London - Kevin Pietersen has accused the England and Wales Cricket Board (ECB) on Tuesday of deliberately undermining him and alleged that former England coach Andy Flower had a personal vendetta against him.

A day after his new autobiography was released to the press, former England batsman Pietersen continued his assault on the English cricket authorities in a series of media interviews.

The outspoken South Africa-born 34-year-old, whose book claims that there was a culture of "bullying" within the England team, told the Radio Times magazine the ECB used underhand tactics to tarnish his public image.

"The way the ECB works is it uses the media to get messages out there," said Pietersen, whose international career was effectively ended by the ECB in February after England's 5-0 Ashes whitewash in Australia.

"If the ECB could never get at me -- because they knew they couldn't really squash my personality -- they would leak story after story to try to get me through the media.

"But unfortunately, I've got incredibly thick skin, and it never worked."

Pietersen, who was no stranger to controversy when he played for England once being suspended for sending rude text messages about his captain Andrew Strauss to the South African dressingroom, also claimed Flower had an issue with him throughout his five-year tenure as coach.

This Pietersen explained was because he had criticised the former Zimbabwe international's role during his time as an assistant to Peter Moores.

"I think he (Flower) had it in for me ever since he took over because when I was captain, I didn't think he was doing the second-in-command job really well," Pietersen told BBC Radio 4.

"When I said to the ECB to just let me step down as captain and let Peter Moores continue, I gave my views on the coaching structure and I said that I didn't think Andy Flower was fulfilling his role as the second-in-command properly.

"And then he got given the number-one job, and it certainly felt -- the way that he treated me throughout his coaching reign -- that he was looking to try and find ways to get rid of me."

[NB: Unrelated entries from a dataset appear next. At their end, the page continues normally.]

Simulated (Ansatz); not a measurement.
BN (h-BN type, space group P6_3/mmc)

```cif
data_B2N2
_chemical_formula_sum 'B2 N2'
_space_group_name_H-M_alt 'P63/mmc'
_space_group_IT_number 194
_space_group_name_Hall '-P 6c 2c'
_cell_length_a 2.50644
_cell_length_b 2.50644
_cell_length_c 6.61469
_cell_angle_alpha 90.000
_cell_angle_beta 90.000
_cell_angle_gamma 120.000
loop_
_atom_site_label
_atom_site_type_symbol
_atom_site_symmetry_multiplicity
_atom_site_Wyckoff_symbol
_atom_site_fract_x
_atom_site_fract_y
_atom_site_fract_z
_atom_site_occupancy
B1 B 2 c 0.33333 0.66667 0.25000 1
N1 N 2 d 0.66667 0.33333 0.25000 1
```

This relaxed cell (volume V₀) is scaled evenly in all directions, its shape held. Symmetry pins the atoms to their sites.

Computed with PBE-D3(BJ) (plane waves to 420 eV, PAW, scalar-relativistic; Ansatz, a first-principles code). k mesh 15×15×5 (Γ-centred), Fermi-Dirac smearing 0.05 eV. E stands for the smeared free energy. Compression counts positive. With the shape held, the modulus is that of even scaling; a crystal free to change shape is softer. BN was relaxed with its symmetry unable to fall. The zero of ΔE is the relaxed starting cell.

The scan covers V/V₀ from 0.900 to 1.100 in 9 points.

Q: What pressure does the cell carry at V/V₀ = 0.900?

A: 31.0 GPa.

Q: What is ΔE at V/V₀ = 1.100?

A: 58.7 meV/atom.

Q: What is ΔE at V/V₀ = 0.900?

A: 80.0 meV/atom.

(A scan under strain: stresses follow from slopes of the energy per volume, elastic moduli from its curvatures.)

Pietersen, England's all-time leading run-scorer, added that he still did not understand why the ECB had decided to axe him.

"I still don't know why I'm not playing for England. I've never been told," he said.

"I've been told 'cricketing reasons'. Well, 'cricketing reasons'? 'Disinterested'? Can you be disinterested when you're facing 95 miles per hour from (Australia bowler) Mitchell Johnson?"

The ECB has yet to comment on Pietersen's book, KP: The Autobiography, which is published on Thursday.

But former England spinner Graeme Swann, one of the players accused of bullying by Pietersen, has described it as "codswallop" and "the biggest work of fiction since Jules Verne".

However, Pietersen preferred to refer to another former team-mate Chris Tremlett's supportive tweet.

"That is an incredible tweet from somebody who was in the dressing room, who saw what was going on - and obviously Swann's at the centre of this," Pietersen said.

"It happened - and I wouldn't have written this book if I didn't think it happened.

"I know everything that's in this book I can stand by 100 per cent."

Pietersen said he had been reduced to tears over an incident involving Twitter in 2012.

He was told the Twitter account ridiculing him was being written by a friend of team-mate paceman Stuart Broad, although he was not initially aware of that and thought it was indeed the bowler tweeting.

"I dealt with it on a public scale with that Twitter account - and for me, that was incredibly upsetting," said Pietersen.

"These are guys you go to battle with, that I've won tournaments with, played incredible amounts of cricket with, shared the dressing room with for days and days, years and years ... then I get this feeling of total horror when I find out this has been going on.

"It's that hollow, empty, horrendous feeling.

"I was crying in the dressing room at Headingley with the coach, saying 'How has it come to this?'"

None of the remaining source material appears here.